"The Opposite of Butterfly Hunting: The Tragedy and The Glory of Growing Up" by Evanna Lynch, Review
- Ann Mifsud Depasquale
- Feb 1, 2025
- 2 min read
Recently, I've found myself really enjoying reading memoirs. The opportunity they provide me, to peep into another's intimate, private, secret life - I find this opportunity invaluable. As a thoughtful person, always keen on building deep connection and understanding the behaviour of others, memoirs have become good friends of mine.
"The Opposite of Butterfly Hunting" first crossed my radar during a school book fair. I immediately recognize the name of the authress to be "Luna Lovegood" and hence I quickly intrigued. After flipping through a few random pages I felt quite nausausted and decided it was best not to read this book quite as yet, because I deemed it too triggering.
A few weeks back, my Christmas present arrived in the post - a beautiful pink kindle! And I decided I needed an excellent, emotionally-provoking book to start off my journey, being a kindle user. "The Opposite of Butterfly Hunting" came to mind, and so, this was the first book to grace my kindle.
I found that I relate to Evanna in many ways - the feeling of worthlessness and incompetence in light of others' beauty, the fear and dread towards the inevitable reality of growing up, the delicate and beautiful relationship towards the mother figure. In fact, I've highlighted numerous quotes that resonate profoundly with me. One notable one being; "someday, someone who wasn't my mother would have to love me, and I wasn't sure they ever would".
It is such a special and surreal feeling, to feel yourself being represented in a piece of art - be it literature, song, or theatre. It bring such a serene sense of safety. This is what this book was for me, and I can only describe it as utterly healing and wildly cathartic.
I do have some criticisms, though. At some points the novel felt excessively dragging. Beyond the point where the Harry Potter films had wrapped up filmed, all the nit-picky descriptions felt tedious and tiring. And please, reader, don't interpret this the wrong way but at certain times Evanna came across as an insufferable character and I'd had enough with her negative thought spirals. But maybe that's the whole point? That's the message she's trying to convey? To show what a disorder can do to a person?
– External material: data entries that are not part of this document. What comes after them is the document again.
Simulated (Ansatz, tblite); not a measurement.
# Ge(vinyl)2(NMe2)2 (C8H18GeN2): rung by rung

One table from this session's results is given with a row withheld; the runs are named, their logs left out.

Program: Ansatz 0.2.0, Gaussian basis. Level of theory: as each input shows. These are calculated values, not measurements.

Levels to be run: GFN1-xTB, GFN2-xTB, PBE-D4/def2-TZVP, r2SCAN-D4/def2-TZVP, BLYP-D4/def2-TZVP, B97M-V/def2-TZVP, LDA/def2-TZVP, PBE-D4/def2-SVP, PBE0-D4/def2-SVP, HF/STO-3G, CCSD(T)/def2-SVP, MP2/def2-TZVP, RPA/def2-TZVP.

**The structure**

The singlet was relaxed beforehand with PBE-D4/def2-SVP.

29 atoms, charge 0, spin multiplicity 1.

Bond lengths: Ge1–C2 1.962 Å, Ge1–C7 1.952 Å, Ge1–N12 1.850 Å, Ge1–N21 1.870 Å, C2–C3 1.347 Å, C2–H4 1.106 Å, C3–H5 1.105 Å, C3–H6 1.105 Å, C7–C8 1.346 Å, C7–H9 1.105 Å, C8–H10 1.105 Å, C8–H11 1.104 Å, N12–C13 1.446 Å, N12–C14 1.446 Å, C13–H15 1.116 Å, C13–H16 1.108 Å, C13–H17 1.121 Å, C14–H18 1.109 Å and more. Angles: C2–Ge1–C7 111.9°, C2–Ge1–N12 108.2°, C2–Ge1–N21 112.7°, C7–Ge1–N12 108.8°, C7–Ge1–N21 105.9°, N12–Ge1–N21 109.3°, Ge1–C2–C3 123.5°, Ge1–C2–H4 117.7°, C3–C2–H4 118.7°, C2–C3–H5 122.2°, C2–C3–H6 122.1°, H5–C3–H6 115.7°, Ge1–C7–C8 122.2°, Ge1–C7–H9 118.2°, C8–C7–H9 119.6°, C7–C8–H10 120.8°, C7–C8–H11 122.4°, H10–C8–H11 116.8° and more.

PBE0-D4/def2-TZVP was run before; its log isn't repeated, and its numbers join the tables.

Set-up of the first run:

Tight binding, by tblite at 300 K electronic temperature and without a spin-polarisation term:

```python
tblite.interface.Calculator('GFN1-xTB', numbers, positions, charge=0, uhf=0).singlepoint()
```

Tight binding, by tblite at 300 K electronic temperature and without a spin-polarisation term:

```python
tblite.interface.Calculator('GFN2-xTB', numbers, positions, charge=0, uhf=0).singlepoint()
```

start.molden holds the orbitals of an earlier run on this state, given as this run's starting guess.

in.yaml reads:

This book feels ... Unfinished. It did not end with the protagonist healing. With the protagonist finding love for her body. With the protagonist revealing some great truth about the meaning behind her life and existence. It just felt like the protagonist is trapped in a limbo of eternal hatred. So it was a bit odd - because I couldn't really find the point of this novel, perse. I'm a bit confused all in all.